VICE PRESIDENT’S REPORT
Vice President Jonathan Make and board member Alice Ollstein reported that attendance was good for the Aug. 30 event on “New Media Political Journalists Discuss Presidential Politics.” Fickling had also sent to board members a report on the registrations, turnout and costs/revenues involved in the event. It had one of the largest turnouts in recent memory for a chapter program – 34 in attendance, including 4 panelists; 36 had RSVP’d (not including panelists), of which 20 were students; 8 were members of either SPJ, NPC or SIPA, the co-sponsoring groups; 8 were non-members. Members paid $5 each; non-members paid $10 each; students were admitted at no charge.
Ollstein, introducing a discussion of costs of events and entrance charges, based on her feedback from this program (which she helped organize and moderated), said that even $10 is often a barrier for her co-workers to attend such an event. She noted that events are a gateway for joining the chapter. And she suggested that the chapter should consider more free events, not just free for students.
Make noted that even with the fees for this event, turnout was good. He said he does not think there should be zero fees for events.
There was discussion of experimenting with low fees for the event featuring Margaret Sullivan at the Washington Post on Nov. 15.
Turning to the holiday party event, Burns noted we have talked about changing venues for the annual holiday party this year. It was held at Gordon Biersch last year, and that event featured inviting long-time chapter members who were to receive pins for longevity in membership from national SPJ. Only one could attend last year. She said there are seven chapter members who would receive a longevity pin this year, and she wants to invite them as guests to the holiday party and make a big deal at that event of presenting them with their pins.
Fickling had prepared an analysis of the past four years of chapter holiday parties. There was not one in 2014, hence the event in 2015 was allowed to cost a little more, in the amount the chapter subsidized entry fee per person.
Make suggested that the program committee should continue to discuss timing of that event, saying that a Saturday afternoon might be good. And that more information will be presented to the board at the next meeting, when more details are worked out. He noted that the eventual venue might be expensive, but holding the function on a Saturday not during a lunch or dinner hour might help keep costs down, though it was likely to still be expensive.

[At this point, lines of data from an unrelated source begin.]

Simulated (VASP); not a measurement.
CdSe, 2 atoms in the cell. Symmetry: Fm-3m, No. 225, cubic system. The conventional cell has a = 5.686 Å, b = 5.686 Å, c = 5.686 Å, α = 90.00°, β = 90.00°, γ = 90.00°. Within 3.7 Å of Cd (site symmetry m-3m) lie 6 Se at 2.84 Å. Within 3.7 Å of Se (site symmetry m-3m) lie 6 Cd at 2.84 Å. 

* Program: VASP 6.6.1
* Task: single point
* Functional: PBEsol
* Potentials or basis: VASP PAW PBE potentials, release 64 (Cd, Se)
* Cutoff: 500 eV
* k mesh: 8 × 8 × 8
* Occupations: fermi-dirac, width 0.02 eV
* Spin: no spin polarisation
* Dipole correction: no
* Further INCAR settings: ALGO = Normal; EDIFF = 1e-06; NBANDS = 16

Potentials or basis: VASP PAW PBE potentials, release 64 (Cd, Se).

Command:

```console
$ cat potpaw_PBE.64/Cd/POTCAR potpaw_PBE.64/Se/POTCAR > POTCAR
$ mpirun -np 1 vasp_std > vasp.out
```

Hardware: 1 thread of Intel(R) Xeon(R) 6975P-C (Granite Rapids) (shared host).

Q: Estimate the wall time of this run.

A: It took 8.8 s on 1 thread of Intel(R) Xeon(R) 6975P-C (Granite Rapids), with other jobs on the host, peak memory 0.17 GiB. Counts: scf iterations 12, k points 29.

In discussing this, there was a consensus that the price point for members at $20 per person was acceptable, with Make warning that the chapter still might end up paying $800 or $1,000 for the party. The chapter ended up paying about $850 for last year’s event, after members paid $10 each and non-members $15. Fickling noted that even at $10 (and a cash bar) last December not many people attended.
Burns said the event was not publicized early enough. Fickling said the chapter’s events tend to draw about 20 people no matter how much advance publicity is given, or how interesting the topic is. Chapter holiday events are competing with lots of other activities as well.
Ollstein noted that people may want to make plans ahead of time.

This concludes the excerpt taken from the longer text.